Our one shot at Lift One
We hate to break this news just after a long and contentious presidential election, but it’s time for Aspenites to get informed and get involved. One of the largest development proposals in Aspen history is now before the Aspen City Council.
The Lift One Master Plan ” a complex proposal created over some six months by a 27-member committee of developers, city officials, business people, neighbors and other residents ” went before the council on Monday. Before a decision is made, it will return to council chambers an estimated three more times. The council will review the proposal again on Nov. 24, Dec. 1 and Dec. 8. The public will be given an opportunity to comment on the plan at all of the meetings. People can also read about the project at http://www.aspenpitkin.com/depts/41/liftoneMP.cfm.

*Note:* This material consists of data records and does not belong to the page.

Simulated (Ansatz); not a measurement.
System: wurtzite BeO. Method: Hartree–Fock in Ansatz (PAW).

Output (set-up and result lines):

This plan, as we’ve said before, is a big deal. It’s nothing less than an architectural and commercial overhaul of South Aspen Street, where the steep, uphill road meets Aspen Mountain. It involves two large hotels, a realigned Lift 1A, retail shops, restaurants and a ski museum.
Borne out of the wreckage of the Lodge at Aspen Mountain proposal, which died in council chambers in September 2007, this master-planning process brought together stakeholders from all sides in an effort to coordinate the redevelopment of an important but dilapidated historic neighborhood. The hope is to restore South Aspen Street as a vital, energetic portal to Aspen’s flagship ski area, while also respecting its roots as the birthplace of skiing in town.
Obviously this was a tall order, and a charge that the task force members took seriously, logging an estimated 2,000 hours collectively. Virtually everyone will find something to dislike about the plan ” this is Aspen, after all ” but the plan represents a compromise forged by a diverse collection of people trying to balance a delicate and often conflicting set of goals. That the proposal exists is a considerable achievement.
The least that this town can do, especially after the acrimony associated with the Lodge at Aspen Mountain proposal, is to take the master plan seriously ” to study it, understand it and give it a fair hearing.
When the council weighs in on the plan in the coming month, the Lift One neighborhood will face one of two futures. The first, that of a massive, coordinated and master-planned redevelopment, which is huge but has a certain stamp of community approval, or that of a gradual, piecemeal redevelopment in which individual property owners come to the city seeking approval for a narrower and less community-oriented set of goals.
Make no mistake ” this valuable real estate at the top of Aspen Street will eventually be developed. It’s just a matter of how and when. We think this master plan deserves a careful, thoughtful look by anyone who cares about Aspen and its skiing heritage.